Trump Will End California’s Authority to Set Stricter Auto Emissions Rules

WASHINGTON — The Trump administration is expected on Wednesday to formally revoke California’s legal authority to set tailpipe pollution rules that are stricter than federal rules, in a move designed by the White House to strike twin blows against both the liberal-leaning state that President Trump has long antagonized and the environmental legacy of President Barack Obama.

The announcement that the White House will revoke one of California’s signature environmental policies will come while Mr. Trump is traveling in the state, where he is scheduled to attend fund-raisers in Los Angeles and Silicon Valley.

The formal revocation of California’s authority to set its own rules on tailpipe pollution — the United States’ largest source of greenhouse emissions — will be announced Wednesday afternoon at a private event at the Washington headquarters of the Environmental Protection Agency, according to two people familiar with the matter.

A White House spokesman referred questions on the matter to the Environmental Protection Agency. A spokesman for the E.P.A. did not respond to an email requesting comment.

Xavier Becerra, the attorney general of California, wrote in an email: “California will continue its advance toward a cleaner future. We’re prepared to defend the standards that make that promise a reality.”

[Want climate news in your inbox? Sign up here for Climate Fwd:, our email newsletter.]
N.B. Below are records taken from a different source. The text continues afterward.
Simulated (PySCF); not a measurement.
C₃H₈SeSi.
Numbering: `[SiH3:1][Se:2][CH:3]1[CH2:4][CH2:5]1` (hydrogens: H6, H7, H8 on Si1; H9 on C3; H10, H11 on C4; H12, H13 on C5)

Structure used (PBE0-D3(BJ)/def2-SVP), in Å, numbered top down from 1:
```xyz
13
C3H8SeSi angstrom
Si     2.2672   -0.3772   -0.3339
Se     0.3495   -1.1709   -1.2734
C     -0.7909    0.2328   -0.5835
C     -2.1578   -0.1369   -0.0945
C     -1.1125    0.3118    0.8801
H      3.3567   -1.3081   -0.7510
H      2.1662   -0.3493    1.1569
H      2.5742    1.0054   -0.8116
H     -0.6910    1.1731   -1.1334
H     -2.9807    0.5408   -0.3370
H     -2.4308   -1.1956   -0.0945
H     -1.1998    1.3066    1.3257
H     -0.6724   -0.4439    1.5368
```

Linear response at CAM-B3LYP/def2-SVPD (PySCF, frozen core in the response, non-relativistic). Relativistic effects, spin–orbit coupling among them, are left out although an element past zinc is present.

The move has been widely expected since last summer, when the Trump administration unveiled its draft plan to roll back the strict federal fuel economy standards put in place by the Obama administration. That draft Trump rule also included a plan to revoke a legal waiver, granted to the state of California under the 1970 Clean Air Act, allowing it to set tougher state-level standards than those put forth by the federal government.

The revocation of the waiver would also affect 13 other states that follow California’s clean air rules.

In recent months, the administration’s broader weakening of nationwide auto-emissions standards has become plagued with delays as staff members struggled to prepare adequate legal, technical or scientific justifications for the move.

As a result, the White House decided to proceed with just one piece of its overall plan — the move to strip California of its legal authority to set tougher standards — while delaying the release of its broader rollback, according to these people.

The administration’s plans have been further complicated because major automakers have told the White House that they do not want such an aggressive rollback. In July, four automakers formalized their opposition to Mr. Trump’s plans by signing a deal with California to comply with tighter emissions standards if the broader rollback goes through.

While the broader efforts to undo the federal vehicle emissions standards remain incomplete, the legal proposal to revoke California’s legal authority to set its own pollution rule has been completed and ready to go for weeks.

White House officials have also been eager to move quickly to revoke California’s authority to set its own standards because they want the opportunity to defend the legal effort to undo emissions regulations in the Supreme Court before the end of Mr. Trump’s first term. The thinking goes that if a Democrat were to be elected president in 2020, the federal government would be unlikely to defend revocation of the waiver in the high court.

California’s special right to set its own tailpipe pollution rules dates to the 1970 Clean Air Act, the landmark federal legislation designed to fight air pollution nationwide. The law granted California a waiver to set stricter rules of its own because the state already had clean air legislation in place before the landmark 1970 federal legislation.

A revocation of the California waiver would have national significance. Thirteen other states follow California’s tighter standards, together representing roughly a third of the national auto market.

Because of that, the fight over federal auto emissions rules has the potential to split the United States auto market, with some states adhering to stricter pollution standards than others. For automakers, that represents a nightmare scenario.

The Obama-era tailpipe pollution rules that the administration hopes to weaken would require automakers to build vehicles that achieve an average fuel economy of 54.5 miles per gallon by 2025, cutting about six billion tons of carbon dioxide pollution over the lifetimes of those vehicles. The proposed Trump rule would lower the requirement to about 37 miles per gallon, allowing for most of that pollution to be emitted.